Iridium South Pacific escapes Chapter 11 fallout

Iridium South Pacific is yet to experience any backlash or impact following the news that US-based Iridium operator, Iridium LLC has filed for Chapter 11 bankruptcy protection.

According to Carlton Jennings, CEO of Iridium South Pacific, there has been "absolutely" no impact on the company's operation.

"Our customers have looked at our business and value us on the service that we provide and value that we provide and to them it's nothing, There's been no impact," he said.

"From our perspective, operationally it has no impact, Motorola is the company that operates and maintains the satellite network . . . that includes the ground stations, the connections, and they've come out very strongly and said they're backing that and operating it.

"For us, it's business as usual, and actually business is doing quite well," he said.

Jennings said Iridium South Pacific is an independent Australian telecommunications carrier owned by DDI Corporation and Kyocera. It trades as a separate entity to Iridium LLC.

He said there are 12 different Iridium operations around the world, including Nippon Iridium, Nippon South East Asia and Iridium LLC and Iridium South Pacific.

"Certainly we're disappointed that one of these companies has to do a restructure of its finances, but it's just one of the companies," Jennings said.

Jennings said he is confident Iridium LLC will be able to transform itself into a healthy company.

"They are not going to be unsuccessful with their reorganisation. All the parties agreed that it was in Iridium LLC's best interests to go through the financial restructure to make it a very healthy company.

"We certainly support them doing that in order to get themselves healthy," Jennings told Computerworld"Iridium LLC filed to restructure its finance, it did not file to turn off the switch."

Meanwhile, late last week, Iridium LLC filed a proposed restructuring program with the US Securities and Exchange Commission that would convert debt it owes bondholders and its principal backer, Motorola Inc, into 45 per cent ownership in the company.

The proposal asks holders of $US1.45 billion in bonds to convert the debt into a 33 per cent equity share of the company. Motorola, which has $500 million in outstanding contractual obligations from Iridium, would be asked to take over another 12 per cent of the company.

Banks, which loaned Iridium a total $1.5 billion, are asked to extend their repayment schedules. Motorola has guaranteed $750 million of those loans. Motorola already owns an 18 per cent share of Iridium, but that stake would be diluted by the proposal.

Iridium said it was also seeking $500 million in equity investments from current investors and others.
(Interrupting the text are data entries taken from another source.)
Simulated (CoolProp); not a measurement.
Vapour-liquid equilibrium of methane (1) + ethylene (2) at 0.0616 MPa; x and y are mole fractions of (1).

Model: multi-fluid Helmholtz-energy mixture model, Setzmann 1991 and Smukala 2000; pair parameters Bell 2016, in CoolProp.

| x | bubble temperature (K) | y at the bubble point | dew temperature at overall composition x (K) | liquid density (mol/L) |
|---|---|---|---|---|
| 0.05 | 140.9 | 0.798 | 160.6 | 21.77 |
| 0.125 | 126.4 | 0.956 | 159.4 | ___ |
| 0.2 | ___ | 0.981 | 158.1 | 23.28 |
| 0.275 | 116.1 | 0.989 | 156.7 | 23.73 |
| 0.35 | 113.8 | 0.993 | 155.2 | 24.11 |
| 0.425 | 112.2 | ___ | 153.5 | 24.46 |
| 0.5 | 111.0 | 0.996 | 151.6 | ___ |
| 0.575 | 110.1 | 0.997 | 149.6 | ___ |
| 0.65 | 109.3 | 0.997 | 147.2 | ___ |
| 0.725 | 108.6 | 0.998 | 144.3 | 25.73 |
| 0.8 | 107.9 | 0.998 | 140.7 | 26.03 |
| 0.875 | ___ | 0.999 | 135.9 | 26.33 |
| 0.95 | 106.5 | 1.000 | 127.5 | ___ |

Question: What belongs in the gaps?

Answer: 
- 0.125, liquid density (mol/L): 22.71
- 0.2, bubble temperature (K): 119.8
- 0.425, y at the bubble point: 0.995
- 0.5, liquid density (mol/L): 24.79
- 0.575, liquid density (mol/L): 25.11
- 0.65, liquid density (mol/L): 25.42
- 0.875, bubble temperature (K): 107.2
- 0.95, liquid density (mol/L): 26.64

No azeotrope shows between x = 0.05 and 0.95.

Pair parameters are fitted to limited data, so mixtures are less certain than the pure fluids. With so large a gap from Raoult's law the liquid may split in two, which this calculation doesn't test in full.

Iridium will continue to meet with its bondholders' committee and other lenders and owners to try to win approval of the restructuring plan, said Michelle Lyle, an Iridium spokeswoman.

A Motorola official said the company welcomed the increased participation the proposal gave Motorola and other investors.

"It's a major requirement of any restructuring plan," said Scott Wyman, a Motorola spokesman. "We are optimistic the restructuring plan can be agreed to within the next 30 days and we are optimistic about the future of satellite communications."